Sunday, January 19, 2014

Protect your pennies

It's a Sunday of a three day weekend and I should be procrastinating, but I have so much school shit on my to do list that I decided to use this fine, warm afternoon to do a little grading. I've been working on projectiles with my kids. First time I've actually taught this topic so it's been fun and challenging, both qualities that I enjoy. Over the past 8 days we have done several labs observing projectiles in motion, watched mythbusters, some youtube clips and practiced our new knowledge with a series of stations that assessed both the math skills and the theory behind projectile motion (of course 2-D motion, these are freshman). One of the main skills is knowing that if you ignore air resistance, a projectile launched, and a projectile dropped from the same height will hit the ground at the same time. No shit. Jaime and Adam did the bullet fired vs. bullet dropped mythbusters and it's freaking awesome. So over the 8 days, we've done some cool crap.

Friday I gave a little quiz to see how the kids were coming along... Sounds like a good teacher idea, until you think about who is going to grade all those little quizzes. I use the grading strategy of grading all 100 page ones, and then move on to page twos and so on... I know what I'm looking for so I am usually a quick grader and can zip past the answers in no time. And believe me, it gets boring. Reading the 100th same response or at least similar response. Yes, we did a penny lab. We launched a penny (horizontally) off a table and dropped a penny simultaneously and low and behold they land at the same time. Most of my kids remembered every detail from this lab. I even used my phone to recored a video from each class and show it as a follow up. Yup, the projectiles fall at the same time. So, of course, this is a concept I want to assess. Having doubts? Watch this.
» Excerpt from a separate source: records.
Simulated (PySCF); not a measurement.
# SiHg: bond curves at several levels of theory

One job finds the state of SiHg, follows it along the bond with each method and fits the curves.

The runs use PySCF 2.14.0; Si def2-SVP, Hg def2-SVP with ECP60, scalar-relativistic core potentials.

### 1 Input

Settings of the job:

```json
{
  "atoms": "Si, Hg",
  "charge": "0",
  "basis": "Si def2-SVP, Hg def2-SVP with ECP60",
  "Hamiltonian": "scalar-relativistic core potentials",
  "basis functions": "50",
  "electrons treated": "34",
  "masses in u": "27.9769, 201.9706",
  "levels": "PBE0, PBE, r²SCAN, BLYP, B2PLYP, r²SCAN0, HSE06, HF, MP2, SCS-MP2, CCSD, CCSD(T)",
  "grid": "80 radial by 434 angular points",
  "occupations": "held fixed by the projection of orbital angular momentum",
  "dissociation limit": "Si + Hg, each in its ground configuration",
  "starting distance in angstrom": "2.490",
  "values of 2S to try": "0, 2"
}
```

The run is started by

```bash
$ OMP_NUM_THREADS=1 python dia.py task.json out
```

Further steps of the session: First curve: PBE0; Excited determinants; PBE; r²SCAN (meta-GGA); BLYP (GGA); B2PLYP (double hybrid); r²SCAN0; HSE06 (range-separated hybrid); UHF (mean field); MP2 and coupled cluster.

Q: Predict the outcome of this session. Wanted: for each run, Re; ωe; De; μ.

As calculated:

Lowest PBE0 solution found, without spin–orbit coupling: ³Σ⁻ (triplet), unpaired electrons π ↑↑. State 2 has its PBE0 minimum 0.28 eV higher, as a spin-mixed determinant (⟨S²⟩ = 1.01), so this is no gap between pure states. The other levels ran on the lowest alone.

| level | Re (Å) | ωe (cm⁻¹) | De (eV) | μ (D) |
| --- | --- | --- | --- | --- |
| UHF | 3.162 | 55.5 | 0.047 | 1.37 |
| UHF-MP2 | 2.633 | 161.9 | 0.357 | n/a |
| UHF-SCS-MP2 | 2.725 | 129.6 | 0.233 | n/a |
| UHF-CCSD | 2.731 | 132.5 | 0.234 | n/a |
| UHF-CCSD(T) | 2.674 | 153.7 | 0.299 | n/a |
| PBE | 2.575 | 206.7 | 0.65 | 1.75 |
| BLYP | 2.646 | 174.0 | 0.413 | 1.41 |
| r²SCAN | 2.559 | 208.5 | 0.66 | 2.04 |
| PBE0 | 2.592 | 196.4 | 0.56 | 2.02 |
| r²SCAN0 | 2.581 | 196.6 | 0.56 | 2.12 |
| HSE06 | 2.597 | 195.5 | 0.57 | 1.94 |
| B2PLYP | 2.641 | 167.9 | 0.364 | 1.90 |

In an analysis question the kids had to explain how they knew what they knew with an example from class. Here's one of the responses...



I laughed for 3 minutes, hysterically and have continued to smile and giggle now 3 hours later. Phonics at work, I suppose. This is a 9th grader in their second semester of the year. He's probably close to 15 by now. It's funny as shit and sad as shit at the same time. The thing about my job is that if I don't laugh, I'll cry. I'm just glad that phonetically pennies is penis.